The functionality needs to be there, but the message will be gone.
 
> >> > +
> >> > +RTM_SETRCLKSTATE
> >> > +-----------------
> >> > +Sets the redirection of the recovered clock for a given pin. This
> message
> >> > +expects one attribute:
> >> > +struct if_set_rclk_msg {
> >> > +	__u32 ifindex; /* interface index */
> >> > +	__u32 out_idx; /* output index (from a valid range)
> >> > +	__u32 flags; /* configuration flags */
> >> > +};
> >> > +
> >> > +Supported flags are:
> >> > +SET_RCLK_FLAGS_ENA - if set in flags - the given output will be
> enabled,
> >> > +		     if clear - the output will be disabled.
> >>
> >> OK, so here I set up the tracking. ifindex tells me which EEC to
> >> configure, out_idx is the pin to track, flags tell me whether to set up
> >> the tracking or tear it down. Thus e.g. on port 2, track pin 2, because
> >> I somehow know that lane 2 has the best clock.
> >
> > It's bound to ifindex to know which PHY port you interact with. It has
> nothing to
> > do with the EEC yet.
> 
> It has in the sense that I'm configuring "TX CLK in", which leads from
> EEC to the port.

At this stage we only enable the recovered clock. EEC may or may not use it
depending on many additional factors.

> >> If the above is broadly correct, I've got some questions.
> >>
> >> First, what if more than one out_idx is set? What are drivers / HW meant
> >> to do with this? What is the expected behavior?
> >
> > Expected behavior is deployment specific. You can use different phy
> recovered
> > clock outputs to implement active/passive mode of clock failover.
> 
> How? Which one is primary and which one is backup? I just have two
> enabled pins...

With this API you only have ports and pins and set up the redirection.
The EEC part is out of picture and will be part of DPLL subsystem.
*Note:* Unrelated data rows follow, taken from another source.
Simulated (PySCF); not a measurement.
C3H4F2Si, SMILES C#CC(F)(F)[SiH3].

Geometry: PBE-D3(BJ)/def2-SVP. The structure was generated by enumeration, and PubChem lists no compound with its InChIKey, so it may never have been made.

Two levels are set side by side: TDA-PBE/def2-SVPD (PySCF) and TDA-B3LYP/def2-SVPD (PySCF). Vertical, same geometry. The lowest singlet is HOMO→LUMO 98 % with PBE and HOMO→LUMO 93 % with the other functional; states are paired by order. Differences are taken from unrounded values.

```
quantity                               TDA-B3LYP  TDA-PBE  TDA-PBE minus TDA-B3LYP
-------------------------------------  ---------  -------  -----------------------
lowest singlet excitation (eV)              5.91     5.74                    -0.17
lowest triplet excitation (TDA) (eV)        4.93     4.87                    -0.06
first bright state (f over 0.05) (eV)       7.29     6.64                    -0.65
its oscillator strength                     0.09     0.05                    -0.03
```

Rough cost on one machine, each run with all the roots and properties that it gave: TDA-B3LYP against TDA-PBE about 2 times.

> Wouldn't failover be implementable in a userspace daemon? That would get
> a notification from the system that holdover was entered, and can
> reconfigure tracking to another pin based on arbitrary rules.

Not necessarily. You can deploy the QL-disabled mode and rely on the
local DPLL configuration to manage the switching. In that mode you're
not passing the quality level downstream, so you only need to know if you
have a source.

> >> Also GETRCLKSTATE and SETRCLKSTATE have a somewhat different scope:
> >> one
> >> reports which pins carry a clock signal, the other influences tracking.
> >> That seems wrong. There also does not seems to be an UAPI to retrieve
> >> the tracking settings.
> >
> > They don't. Get reads the redirection state and SET sets it - nothing more,
> > nothing less. In ICE we use EEC pin indexes so that the model translates
> easier
> > to the one when we support DPLL subsystem.
> >
> >> Second, as a user-space client, how do I know that if ports 1 and 2 both
> >> report pin range [A; B], that they both actually share the same
> >> underlying EEC? Is there some sort of coordination among the drivers,
> >> such that each pin in the system has a unique ID?
> >
> > For now we don't, as we don't have EEC subsystem. But that can be solved
> > by a config file temporarily.
> 
> I think it would be better to model this properly from day one.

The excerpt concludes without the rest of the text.